Yields and capital gain explained

On June 23, 2012 by Phil Champagne

Battle of the yields

by Phil Champagne of Wren Investment Group, LLC

A yield is the income return on an investment. This refers to the interest or dividends received from a security and is usually expressed annually as a percentage based on the investment’s cost, its current market value or its face value. The type of investment the market will favor and the yield priced into those instruments is highly dependent on the inflation expectation. But when someone want to invest, several strategies are available:

  1. Investing for Cash flow
  2. Investing for Capital Gain
  3. A combination of both cash flow and capital gain.

In addition to this, the investor will choose a risk level, from low to high, according to what this investor is perceiving for the risk level. Interestingly, not everyone will give the same risk level to any given investment, but the market will set the price based on the aggregate risk level perceived by all investors.
The types of investment that are strictly cash flow base are corporate and government bonds and notes – annuities – which pay a define amount (interest) for the money loaned. They are not an hedge against inflation. Those that are capital gain only are company stocks that do not pay any dividends, only the increase in the company’s value can translate into a gain for the investor. Another example of capital gain is also gold and silver as well as other commodities. The following picture illustrate them:

In all cases, the price of ANY of those investments reflects the yield they produce along with their risk level. Accordingly, those investment instruments the market consider having a low risk will cost more than those considered with a higher risk, effectively a premium is added to the value of the instrument when it is safer, lowering their yield.
Pricing for capital gain only instrument is based on the perceived current value as well as the future expectation of capital gain combined with the risk involved. Those for example investing in oil or other commodities are doing so because of the expected increase in value based on current and future supply and demand. As for gold and in some cases silver, it also can be based on future demand but also sometimes as a safe heaven – low risk. Gold essentially compete with a 10 year treasury bond with a 0% yield or perhaps negative to account for the storage cost. What is the difference in investing in a Treasury bonds versus gold when the treasury bond real rate of return (the interest rate the bond returns subtracted with the inflation rate) is lower than or same as gold. Some will consider the safety and security of the T bill versus gold as more valuable while others will find gold much safer, but they are essentially competing instrument.

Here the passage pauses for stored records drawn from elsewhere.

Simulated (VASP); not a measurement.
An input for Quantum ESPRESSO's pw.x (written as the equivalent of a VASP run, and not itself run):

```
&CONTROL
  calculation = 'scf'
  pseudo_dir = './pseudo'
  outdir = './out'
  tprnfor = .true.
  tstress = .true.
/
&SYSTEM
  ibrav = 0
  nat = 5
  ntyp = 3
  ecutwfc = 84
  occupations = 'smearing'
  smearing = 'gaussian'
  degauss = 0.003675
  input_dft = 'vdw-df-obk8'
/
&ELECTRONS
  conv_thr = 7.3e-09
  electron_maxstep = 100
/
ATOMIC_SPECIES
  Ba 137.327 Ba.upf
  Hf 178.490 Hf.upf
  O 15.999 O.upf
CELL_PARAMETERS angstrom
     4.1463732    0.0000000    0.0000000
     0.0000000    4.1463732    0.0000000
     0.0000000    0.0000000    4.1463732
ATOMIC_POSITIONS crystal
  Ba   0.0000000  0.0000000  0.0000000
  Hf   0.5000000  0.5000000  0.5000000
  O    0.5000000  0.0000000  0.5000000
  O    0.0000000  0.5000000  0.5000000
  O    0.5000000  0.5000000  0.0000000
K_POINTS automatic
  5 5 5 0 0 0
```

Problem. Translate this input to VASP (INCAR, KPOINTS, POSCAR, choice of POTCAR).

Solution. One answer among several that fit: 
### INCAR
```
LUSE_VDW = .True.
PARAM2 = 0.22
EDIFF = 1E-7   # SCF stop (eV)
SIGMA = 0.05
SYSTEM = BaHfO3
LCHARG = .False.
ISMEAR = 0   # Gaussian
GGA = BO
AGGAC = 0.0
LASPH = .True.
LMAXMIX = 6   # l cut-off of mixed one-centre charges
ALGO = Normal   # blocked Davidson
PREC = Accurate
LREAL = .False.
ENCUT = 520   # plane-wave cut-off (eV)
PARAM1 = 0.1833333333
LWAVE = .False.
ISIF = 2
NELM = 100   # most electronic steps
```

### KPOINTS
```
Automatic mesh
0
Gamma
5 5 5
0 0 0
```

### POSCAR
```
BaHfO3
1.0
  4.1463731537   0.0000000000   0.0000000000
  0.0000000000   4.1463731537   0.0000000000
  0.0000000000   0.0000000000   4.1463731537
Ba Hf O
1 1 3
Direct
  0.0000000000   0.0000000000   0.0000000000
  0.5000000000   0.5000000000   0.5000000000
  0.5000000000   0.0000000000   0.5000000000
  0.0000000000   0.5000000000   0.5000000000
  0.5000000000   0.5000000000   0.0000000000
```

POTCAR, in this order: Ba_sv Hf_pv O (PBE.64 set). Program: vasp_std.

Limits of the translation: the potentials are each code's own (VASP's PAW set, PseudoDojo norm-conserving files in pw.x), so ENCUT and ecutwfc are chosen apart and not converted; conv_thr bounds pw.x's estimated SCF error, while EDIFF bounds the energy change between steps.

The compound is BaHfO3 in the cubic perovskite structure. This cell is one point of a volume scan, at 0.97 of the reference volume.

Finally, those instruments that combine both a capital gain component as well as a cash flow component – such as dividend yielding stock and real estate – are priced on both their capital appreciation expectation as well as their yield while still considering their risk level.

A typical example of a high yield low growth investment would be a real estate investment property located in an area with lots of available land and few government restrictions on construction. In such a case, the capital gain will roughly match the inflation rate (devaluation of the dollar) assuming the property is maintained properly. On the other hand, an example of a low yield high growth expectation would be a property in an area where land is restricted and/or construction heavily regulated such as coastal areas of California.

The combination of both the yield returned in cash flow and the capital gain is what is called internal rate of return. It is effectively a way to evaluate all types of instrument to compare them against each other in terms of returns. For example,one might purchase an income property for $10,000,000 and resell it for $12,000,000 some 3 years later, giving a capital gain of $2,000,000. But in addition, during those 3 years, the mortgage was paid down and cash flow was returned on a monthly bases, say $1,000,000 per year (with a property with no mortgage), increasing 5%, for a total of $3,152,500 in cash flow – hence a total gain of $5,152,500. If this whole gain was evaluated per year, it would provide the Internal rate of return. Several methods are used to evaluate the IRR and such can be the subject of another article, but beyond the scope of this article. Any financial instruments will be priced by considering both their internal rate of return and their risk level expectation.

But all those are very influenced by a major factor: interest rate set by the Federal Reserve and the inflation rate. What is a return of say 3% if the inflate is 5% or even more. What the government CPI index says and the reality are 2 different things. ShadowStats.com elaborate greatly on this subject. Right now, the federal reserve is pushing yields lower on treasury bonds which push prices higher automatically on any financial instrument, therefore essentially slowly pushing the yields down across the board.
We still see good returns to be made in many real estate market, although the attractiveness of those market will eventually increase their value and pushing their return lower eventually. Everyone is looking for high yields in this low interest rate environment! In all cases, focusing on our ability to create value with forced appreciation will give us higher return than what we would have otherwise have.